Dubindil Winery 2008 Columbia Valley syrah

Dubindil Winery is a young startup winery (they call it “boutique”) located in the next great wine town of Snohomish. The owners are a young couple in David Hendrickson and his beautiful, supporting wife, Lisa Ivanjack, and their two encouraging children. David, a Tiger alum from Fridley High in Minnesota, class of 1988, is a tech geek who climbed the merciless ‘executive’ ladder at a multi-national ultrasound technology company in Bothell. While goofing around as a garagiste wine crafter for a few years, he reached a crossroads (like all passionate winemakers do) as he tried to balance grape and barrel acquisitions with major tech projects until the demands of winemaking could no longer stay a “hobby.” Unlike many other local winemakers, David chose to roll the dice high and resigned from his senior-level position to devote ALL his time to his family and to winemaking. As Lisa explained, “we were at a stage in life where it was now or never.” Now, how many of you out there, with a family, would be willing to cast off a high-paying job (and benefits) to become a winemaker? This man has some serious balls, but more importantly, he has a wife that completely backs him. This is not to say they are completely nuts, as Lisa maintains the full-time job (and benefits) at a large healthcare company in Snohomish County. For David’s part, he insists that if this venture completely plonks out, he can use the wine as a sort of ‘bartering’ instrument, similar to alternate-cash. Remember, there has to be functional brains in a family and it’s usually found nested in the woman.
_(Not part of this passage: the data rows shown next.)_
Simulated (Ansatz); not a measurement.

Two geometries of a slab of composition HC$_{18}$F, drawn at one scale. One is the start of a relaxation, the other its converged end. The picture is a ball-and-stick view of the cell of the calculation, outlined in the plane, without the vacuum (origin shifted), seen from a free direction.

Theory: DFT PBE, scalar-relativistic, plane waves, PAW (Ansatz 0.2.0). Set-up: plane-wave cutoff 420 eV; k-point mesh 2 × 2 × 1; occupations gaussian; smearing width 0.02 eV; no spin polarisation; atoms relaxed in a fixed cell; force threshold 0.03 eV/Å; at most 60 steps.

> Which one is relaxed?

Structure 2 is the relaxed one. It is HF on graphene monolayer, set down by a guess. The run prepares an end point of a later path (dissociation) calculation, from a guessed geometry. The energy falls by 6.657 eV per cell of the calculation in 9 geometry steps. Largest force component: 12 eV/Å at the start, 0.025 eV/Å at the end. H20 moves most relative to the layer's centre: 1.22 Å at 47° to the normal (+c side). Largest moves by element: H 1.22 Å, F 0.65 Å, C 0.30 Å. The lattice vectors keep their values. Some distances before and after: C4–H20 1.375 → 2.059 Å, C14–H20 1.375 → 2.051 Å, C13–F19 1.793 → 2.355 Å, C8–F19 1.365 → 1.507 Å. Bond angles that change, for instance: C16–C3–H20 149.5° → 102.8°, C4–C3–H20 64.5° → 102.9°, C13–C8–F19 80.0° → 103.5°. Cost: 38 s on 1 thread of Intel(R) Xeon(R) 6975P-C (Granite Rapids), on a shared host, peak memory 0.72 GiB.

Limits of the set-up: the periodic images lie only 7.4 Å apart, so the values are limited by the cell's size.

David’s winemaking experience is not all glitz and glamour. He doesn’t have the UC-Davis pedigree. He was never employed as a winemaker. Typically, that’s two strikes against making good wine, but David has been an ardent volunteer at other local wineries. This type of underdog-winemaking strongly relies on healthy communications with a mentor and, I believe, he found at least one in next-door winery neighbor Micole Miller of Furion Cellars. This type of assistance used to be commonplace in Woodinville, but it appears the neighborly “can I borrow a cup of sugar?” has moved up north about 16 minutes on Highway number 9.

The winery’s label is a dandy piece of artwork that David was fortunate enough to coordinate, through Ron Hansen of Mukilteo, and have the artwork done by none other than Steve Noble of Petaluma, CA. You know Steve’s work. That Trojan profile on every American Express card…yeah, that’s Steve Noble. Dubindil’s logo is a circular encasement of a dragon surrounding the outline of a lamb.

So what’s the eye-catching label really all about? First the name: “Dubin” refers to the nickname that David’s son calls the daughter, and “Dil” is the nick the daughter calls the son. The dragon refers to the son’s birthyear in the Chinese astrological calendar’s associated animal and the same for the lamb referring to the daughter’s birthyear. Gotta love labels filled with family codes! Now, you know.

Dubindil Winery has been increasing its exposure in the community through its work with the local Chamber of Commerce, with full participation in this Saturday’s 2nd annual Snohomish Wine Festival. The town of Snohomish is seriously courting wineries to set up shop in town (“I would like wineries to set their production facilities here in Snohomish” touts the city’s economic development manager), and after casing the area, there are plenty of new buildings that are awaiting tenants like a typical tasting room that can attract a small cluster of devotees. “Downtown” Snohomish is awash in turn-of-the-last-century homes that give a feel like it’s Mayberry. The eastern side of the city is home to a wonderful kitchen store, Le Gourmet Depot, that hosts wine tastings on weekends and has a stocked wine department full of the products from truly local wineries, and is also home to Bite Me Cupcakes, which supplied a ravishing rendition of Red Velvet at Dubindil’s syrah release party. I think I am falling for this town.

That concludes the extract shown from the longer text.